No, I don't mean one is continually distracted by scantily clad women sitting up in shop windows. What I'm referring to is the fact that, however straight forwardly things seem to be going, sooner or later there's always another bridge to cross. This week it's been The Walk Into School.
Walking, per se, is an unpopular activity among my three. Sarah has long campaigned against the indignity of it. Walking is for nerds. Walking is about as cool as wearing your grandmother's hand-knitted cardigan to a disco. Walking is "Really pedestrian, Dad." But even worse than arriving at school on foot is the total embarrassment of doing so in the company of a parent.

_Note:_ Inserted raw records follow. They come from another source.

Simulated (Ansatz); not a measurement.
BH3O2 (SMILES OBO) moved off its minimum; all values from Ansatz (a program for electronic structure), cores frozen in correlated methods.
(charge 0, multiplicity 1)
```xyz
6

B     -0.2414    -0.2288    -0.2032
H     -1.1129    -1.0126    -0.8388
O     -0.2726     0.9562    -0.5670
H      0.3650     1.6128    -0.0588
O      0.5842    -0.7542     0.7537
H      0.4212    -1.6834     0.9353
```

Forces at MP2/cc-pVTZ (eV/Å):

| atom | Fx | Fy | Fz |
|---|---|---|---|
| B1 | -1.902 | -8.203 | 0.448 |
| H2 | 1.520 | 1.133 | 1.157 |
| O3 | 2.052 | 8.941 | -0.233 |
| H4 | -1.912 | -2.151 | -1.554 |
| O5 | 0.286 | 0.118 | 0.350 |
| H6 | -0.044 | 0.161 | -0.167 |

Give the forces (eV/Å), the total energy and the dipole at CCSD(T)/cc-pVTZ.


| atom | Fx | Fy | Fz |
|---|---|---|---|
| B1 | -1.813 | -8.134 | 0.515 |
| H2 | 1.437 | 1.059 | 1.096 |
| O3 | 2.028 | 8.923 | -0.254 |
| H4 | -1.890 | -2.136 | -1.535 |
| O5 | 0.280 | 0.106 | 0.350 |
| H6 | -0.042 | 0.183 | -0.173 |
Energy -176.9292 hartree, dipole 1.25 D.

Every year for the past three Sarah has been releasing me earlier and earlier from my escort duty. These days I only just get her across the main road before she starts hissing "Go away!" as if I'm some troublesome pervert.
Now however Sarah has announced that from September she's going to do the entire half-mile unaided.
Personally I blame St Jude's. Ever since SATs they've been preparing Year 6 for life at senior school. Fiery Aneurin Molotov regularly lectures his class about growing up. Not the delicate business of bodily changes, more the fact that "you'll damn well have to when you get to The Comp!".
Of course most of this has gone right over Sarah's head but one thing she has decided is that from next term the mark of a mature person will be to leave our house unaccompanied at 8.30 and return in similar fashion at 4pm. A mature person will not even be seen over the pelican crossing.
This has been a very difficult one for Sarah's parents. At her age I travelled three miles daily on my own but that was a less anxious era. "Would you ring us from the call box once you get across the main road?" my wife asked plaintively. Sarah looked to high heaven. "What if we got you a mobile, poppet?" "What if Dad took you in the car?" I blinked aghast but it was too late.
It seems that mature people can be taken anywhere as long as they're sitting in a car. And I have a horrible feeling it won't be long before Tom and Ginny also cotton on to the advantages of maturity.